The U.S. equities sector fell flat today, with the three major indices posting an average loss of four-tenths of a percent against Wednesday’s close. This is the first sign over the last four weeks that not everything may be rosy in the stock market, since the slowdown came amidst a much expected announcement from the Federal Reserve that QE tapering would be put on hold for the immediate future.
Ordinarily, an inflationary confirmation by the Fed would energize the investment community, but these are no ordinary markets! Despite the Labor Department propping up employment figures with EBBS numbers, or “Everything But the Bad Stuff,” the jobs growth curve declined severely for month of September, a trend confirmed by the ADP National Employment Report for the same time period.
In fact, the ADP just released their jobs data for October, which according to Carlos Rodriguez (president and CEO), was well below the average for the last twelve months. Yet some folks, like Ward McCarthy, managing director at Jefferies, argue that fiscal policy is the greatest impediment to the U.S. economy. In an interview with Yahoo Finance, Mr. McCarthy bizarrely stated that “Consumers have been doing a good job of getting their balance sheets in line. We continue to see job growth.”
Unfortunately, its distortions and outright lies like these that will continue to fuel an extremely speculative equities market. Both the Labor Department and the ADP have statistically proven that the acceleration on the jobs curve has substantially declined this year. As a result, the allocation of stock market volume that belongs to retail investment continues to flat-line. Essentially, the increase in market capitalization is occurring against the backdrop of a nominally declining workforce that has seen their wages as a ratio reduced against both against inflation (big government) and against executive compensation (big business).
In other words, there’s nothing about this lift in equities that resembles any sense of sustainability.
Other Macro Economic Issues (bonds, gold, real estate)
Another issue that has been on the sidelines is the collapse of the bond market due to the fact that 10-year yields have come off significantly from their September highs. While this is largely because of tapering being kept off the table, perhaps in anticipation of the embarrassing government shutdown, bonds are still unlikely to recover.
The shutdown for one thing has severely affected the credibility of the United States, both from a domestic perspective as well as internationally. Investors will demand more yields in exchange for greater risk, a reasonable trade-off considering that the debt ceiling debate is far from over.
That puts housing front and center of the economic recovery debate : while we have seen real estate trend positively in major cities across America, the question will become, how far will this trend go against the headwind of higher interest rates? And with a job market that is factually in the dumps, will there be enough demand to justify supply?

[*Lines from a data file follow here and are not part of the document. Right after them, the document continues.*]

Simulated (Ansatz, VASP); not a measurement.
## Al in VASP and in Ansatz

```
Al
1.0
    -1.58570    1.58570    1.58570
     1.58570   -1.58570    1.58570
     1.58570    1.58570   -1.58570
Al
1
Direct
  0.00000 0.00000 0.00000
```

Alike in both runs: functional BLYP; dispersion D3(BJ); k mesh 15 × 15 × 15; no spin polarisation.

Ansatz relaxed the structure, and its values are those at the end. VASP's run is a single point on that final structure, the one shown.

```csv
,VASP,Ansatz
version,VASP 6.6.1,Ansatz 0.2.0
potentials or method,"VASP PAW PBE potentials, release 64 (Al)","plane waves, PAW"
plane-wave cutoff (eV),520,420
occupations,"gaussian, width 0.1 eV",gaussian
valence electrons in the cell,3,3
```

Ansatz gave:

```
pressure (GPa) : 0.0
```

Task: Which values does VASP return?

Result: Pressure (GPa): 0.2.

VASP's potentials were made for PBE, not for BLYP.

And then there’s the precious metals : gold and silver should act as safe-haven assets in the interim, but we also must respect the fact that the same supply-demand dynamics that move every other market will likely affect the metals as well. Gold took a bit of a tumble today, closing down at $1,324 per troy ounce, but the positive long-term trajectory is still intact. With the dollar having enormous difficulty regaining its lofty valuation from earlier this year, we could see a temporary lift in certain commodities.
However, as we approach 2014, the real issue is, who will win the battle between supply and demand? In as much as the Fed has tried to artificially create demand, it has not been enough and that raises some very scary questions for the future.
Currencies (FOREX market)
The US Dollar index finally closed above the 80 level after several weeks of underperformance. While some may interpret this as a positive for the underlying economy, there’s still much more road to travel for the index to regain its summer highs.
The Dollar/Yen pair was rising throughout much of this week, although some pullback occurred today due to reports of falling wages in the Japanese labor market.
The Euro/Dollar pair finally came under pressure after posting two-year highs last week, due mostly to a stronger dollar.
Winners & Losers
This week’s winner is Silver Spring Networks, Inc., ticker symbol SSNI :
- SSNI shares were up based on outperforming numbers provided by a preliminary, unaudited financial report.
- Last month, Goldman Sachs upgraded the smart-grid systems maker to “Buy,” citing their expansion efforts into emerging markets.
- While the future certainly looks bright, we also have to keep in mind that their IPO was in March of this year, thus making an investment a high risk/high reward opportunity
This week’s loser is Avon, ticker symbol AVP :
- Avon plunged nearly 22% from yesterday’s close due to an ugly earnings miss.
- CEO Sheri McCoy stated that the quarter was a tough one, citing macroeconomic headwinds. The pain may not be over yet, as Avon’s top-line revenue has been underperforming against prior quarters, and on an annualized basis, the margins are declining.
Palladium had difficulty breaking above the $750 dollar resistance barrier as the same pressures weighing down gold and silver also took its toll on the industrial metals. Based on the uncertainties within the market, palladium may enter a tight consolidation range before making a strong directional move.